Saturday, February 14, 2009

Bird's eye chilli (kanthari) chutney and steamed sweet potatoes

Kanthari (bird's eye chilli/thai pepper/african peri-peri) is one of the ultra-fieriest members of the chilli family.
In India, this pungent and delicious chilli is rarely used in any other region apart from Kerala (open to argument). Even in Kerala, kanthari is not something you'd find on the menu of upmarket restaurants or the vegetable racks of supermarket chains. This is something that I grew up watching my parents and now my in-laws handpick fresh from the garden and then churn out superbly simple yet extremely delicious fare.If the taste wasn't enough, kanthari is also reputed to be high on the health quotient! It's supposed to be the foody way to a more temperate blood pressure ;-)

Kanthari- 5-6 Nos (less is recommended if you are are not used to heat)
Shallots (cheriya ulli/pearl onions/scallions)- 4 Nos
Ginger - 1/2" piece
Tamarind extract - 1/4 teaspoon
Grated coconut - 1 cup
Indian curry leaves - 4-5 leaves
Salt to taste

Peel the onions. Put all ingredients into a chutney mixie/blender and grind to paste. Add water only if required since the onions are quite moist.

This chutney is perfect with the smooth sweetness of steamed sweet potatoes. To steam sweet potatoes,scrub them well, cut into pieces and either place them in a pressure cooker and steam for 4 whistles on medium heat; or, place them in a stove-top or electric steamer and cook for about 15 minutes. Stab a fork in to check if tender. Peel and your meal is ready!

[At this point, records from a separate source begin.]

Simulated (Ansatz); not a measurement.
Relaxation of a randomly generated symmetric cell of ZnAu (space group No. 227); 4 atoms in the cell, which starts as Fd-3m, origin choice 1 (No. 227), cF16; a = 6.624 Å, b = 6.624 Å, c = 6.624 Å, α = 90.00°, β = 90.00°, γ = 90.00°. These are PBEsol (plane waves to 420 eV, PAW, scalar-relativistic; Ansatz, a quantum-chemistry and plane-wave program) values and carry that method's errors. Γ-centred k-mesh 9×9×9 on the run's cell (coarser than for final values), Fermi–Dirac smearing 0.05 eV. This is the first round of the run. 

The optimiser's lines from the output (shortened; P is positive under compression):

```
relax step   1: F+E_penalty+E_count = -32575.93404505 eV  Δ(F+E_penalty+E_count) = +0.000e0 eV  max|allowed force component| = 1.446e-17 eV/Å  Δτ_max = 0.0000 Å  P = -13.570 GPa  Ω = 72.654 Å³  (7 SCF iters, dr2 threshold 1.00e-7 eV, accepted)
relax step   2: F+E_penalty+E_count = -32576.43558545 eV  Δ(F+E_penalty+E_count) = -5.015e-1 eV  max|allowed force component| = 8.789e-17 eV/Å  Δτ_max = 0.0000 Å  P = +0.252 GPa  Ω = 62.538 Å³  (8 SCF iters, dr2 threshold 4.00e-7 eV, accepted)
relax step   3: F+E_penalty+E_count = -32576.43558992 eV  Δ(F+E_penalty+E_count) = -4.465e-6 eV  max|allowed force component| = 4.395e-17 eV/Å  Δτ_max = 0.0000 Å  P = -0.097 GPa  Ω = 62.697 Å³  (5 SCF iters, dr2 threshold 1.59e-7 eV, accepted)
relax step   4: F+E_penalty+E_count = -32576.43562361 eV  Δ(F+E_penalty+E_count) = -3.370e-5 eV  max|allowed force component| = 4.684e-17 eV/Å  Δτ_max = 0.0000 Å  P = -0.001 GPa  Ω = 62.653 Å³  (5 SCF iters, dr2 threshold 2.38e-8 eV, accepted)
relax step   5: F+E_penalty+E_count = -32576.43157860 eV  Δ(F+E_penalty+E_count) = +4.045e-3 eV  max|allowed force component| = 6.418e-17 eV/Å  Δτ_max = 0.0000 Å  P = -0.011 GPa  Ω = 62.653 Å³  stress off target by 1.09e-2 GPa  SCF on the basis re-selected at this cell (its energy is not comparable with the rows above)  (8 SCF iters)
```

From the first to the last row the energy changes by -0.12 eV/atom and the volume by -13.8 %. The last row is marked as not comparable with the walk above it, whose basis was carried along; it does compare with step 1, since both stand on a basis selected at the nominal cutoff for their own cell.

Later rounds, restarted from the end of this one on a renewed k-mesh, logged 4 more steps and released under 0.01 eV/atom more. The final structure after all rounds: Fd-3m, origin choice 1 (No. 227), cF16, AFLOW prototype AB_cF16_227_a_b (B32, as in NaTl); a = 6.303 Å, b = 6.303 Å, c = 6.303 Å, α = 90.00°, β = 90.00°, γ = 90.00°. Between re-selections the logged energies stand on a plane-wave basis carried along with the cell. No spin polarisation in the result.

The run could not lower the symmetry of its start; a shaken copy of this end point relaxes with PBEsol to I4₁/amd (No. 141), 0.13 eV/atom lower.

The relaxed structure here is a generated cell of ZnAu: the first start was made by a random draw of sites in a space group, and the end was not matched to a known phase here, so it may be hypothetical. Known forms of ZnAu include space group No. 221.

Bird's eye chilli chutney and steamed sweet potatoes make their way to Asvadha's 'Made for each other' event. The event is on till the 28th of Feb at http://www.asvadha.com/2009/01/announcing-made-for-each-other.html

So why are these two 'Made for each other'?
-The spicy, macho kanthari blends beautifully with the wonderful, natural sweetness of the sweet potato.
-Both are nutritional treasure troves, check this out:
Apart from being a great source of beta carotenes, fibre, vitamin C, Vitamin B6, and iron, sweet potatoes contain a unique 'root-protien' that resemble one of our internally produced anti-oxidants and hence have dynamic anti-oxidant effects!
And now, kanthari (peri-peri) again is rich in Vitamin C, B vitamins, iron and calcium. The key ingredient 'capsaicin' helps lower cholestrol and decrease high blood pressure.

Take a closer peek:

This spicy chutney also goes to Mane Adige's Chutney/Dip mania event. The event is on at http://maneadige.blogspot.com/2009/01/inviting-entries-for-mania-event-here.html

Yasmeen has created this beautiful award and passed this onto all her blogger friends. Thank you for thinking of me too, Yasmeen!





Sathya of appetitetreats.blogspot.com has passed on the Good Chat Blog award to me. thank you so much, Sathya.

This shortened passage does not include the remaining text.